MATCH (cat:Category {category: 'Strings'})<-[]-(prod:Product)<-[]-(meas:Measure)
MATCH (year:Year {year: 2016})<-[]-(month:Month {month: 1})<-[]-(meas:Measure)
RETURN
year.year AS Year,
month.month AS Month,
cat.category AS Category,
prod.product AS Product,
meas.sales AS Sales,
meas.units AS Units
LIMIT 10;
Output (from tiny dataset):
Year | Month | Category | Product | Sales | Units |
---|---|---|---|---|---|
2016 | 1 | Strings | Piano | 3000 | 8 |
2016 | 1 | Strings | Violin | 300 | 3 |
The queries we previously wrote only relied on facts to return a result. Once retreived, facts must be aggregated with the use of SUM aggregation function.
This does the job, but is far from OLAP philosophy, where aggregates can be pre-calculated in order to improve query response time.
Aggregates will be stored as nodes, with a label name composed of two parts:
- A prefix
:Aggregate_
. - A suffix representing an aggregate bitmask.
Example: (:Aggregate_000000)
.
This concept is called MOLAP when applied to a multi-dimensional database store, ROLAP when applied to a relational one. Let's call it GOLAP (for Graph OLAP), as we are using a graph database store (we could also call it NOLAP for Neo4j OLAP).
An aggregate bitmask is a sequence of characters that identifies which part of a sub-cube an aggregate is calculated on.
The sequence is composed of N positions (one for each level), each position taking one of the following values:
Value | Description |
---|---|
x | Aggregate is calculated for all members of the level. |
0 | No aggregate is calculated for the level. |
1 | Aggregate is calculated for each member of the level. |
The order of the position is very important, and must remain the same. If the cube structure is modified (by the addition of extra dimensions or levels), aggregate strategy must be redefined.
Aggregate sequence will be composed of six positions for our sample cube, as it contains six levels (Category, Product, Region, Country, Year, Month).

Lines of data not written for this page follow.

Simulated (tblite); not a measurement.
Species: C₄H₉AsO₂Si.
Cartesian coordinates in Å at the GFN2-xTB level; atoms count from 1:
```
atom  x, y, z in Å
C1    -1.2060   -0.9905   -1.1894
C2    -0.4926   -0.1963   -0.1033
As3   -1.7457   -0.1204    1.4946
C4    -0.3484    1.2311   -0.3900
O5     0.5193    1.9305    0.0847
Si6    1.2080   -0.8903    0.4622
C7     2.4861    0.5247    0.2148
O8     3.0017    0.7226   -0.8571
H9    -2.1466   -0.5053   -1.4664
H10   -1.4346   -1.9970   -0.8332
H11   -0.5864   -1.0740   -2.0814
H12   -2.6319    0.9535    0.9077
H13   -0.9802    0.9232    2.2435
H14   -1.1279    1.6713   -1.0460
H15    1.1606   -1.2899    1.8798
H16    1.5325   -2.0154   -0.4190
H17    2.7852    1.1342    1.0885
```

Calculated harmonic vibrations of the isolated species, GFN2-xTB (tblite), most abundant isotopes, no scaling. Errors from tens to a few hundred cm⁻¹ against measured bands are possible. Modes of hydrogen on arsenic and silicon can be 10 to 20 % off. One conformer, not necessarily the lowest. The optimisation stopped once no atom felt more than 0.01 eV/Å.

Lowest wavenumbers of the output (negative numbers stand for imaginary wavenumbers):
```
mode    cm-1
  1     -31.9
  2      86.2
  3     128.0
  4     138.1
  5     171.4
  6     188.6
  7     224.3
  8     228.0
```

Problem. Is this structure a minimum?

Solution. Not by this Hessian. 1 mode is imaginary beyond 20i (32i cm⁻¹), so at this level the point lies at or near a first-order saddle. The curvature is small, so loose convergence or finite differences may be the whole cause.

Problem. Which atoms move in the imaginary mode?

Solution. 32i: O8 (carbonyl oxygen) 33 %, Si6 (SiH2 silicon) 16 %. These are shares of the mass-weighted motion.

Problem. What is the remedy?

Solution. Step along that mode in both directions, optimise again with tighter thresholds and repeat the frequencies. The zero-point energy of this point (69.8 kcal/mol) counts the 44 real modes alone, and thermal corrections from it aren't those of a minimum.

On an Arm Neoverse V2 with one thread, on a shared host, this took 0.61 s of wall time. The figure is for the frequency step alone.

Aggregate bitmask construction:
Product.Category | Product.Product | Place.Region | Place.Country | Time.Year | Time.Month | Description | Scope |
---|---|---|---|---|---|---|---|
1 | 0 | x | 0 | x | 0 | By Product.Category | One-level |
0 | 1 | x | 0 | x | 0 | By Product.Product | One-level |
0 | 1 | 0 | 1 | x | 0 | By Product.Product x Place.Country | Two-levels |
There are six one-level aggregates for our sample cube:
Aggregate | Description |
---|---|
Aggregate_10x0x0 | By Product.Category |
Aggregate_01x0x0 | By Product.Product |
Aggregate_x010x0 | By Place.Region |
Aggregate_x001x0 | By Place.Country |
Aggregate_x0x010 | By Time.Year |
Aggregate_x0x001 | By Time.Month |
MATCH (r:Region)<-[*2]-(meas:Measure)
WITH DISTINCT r, SUM(meas.sales) AS SumSales, SUM(meas.units) As SumUnits
CREATE (a:Aggregate_x010x0 {sales: SumSales, units: SumUnits})-[:AGGREGATE_OF]->(r);
Output:
Added 5 labels, created 5 nodes, set 10 properties, created 5 relationships, completed after 36 ms.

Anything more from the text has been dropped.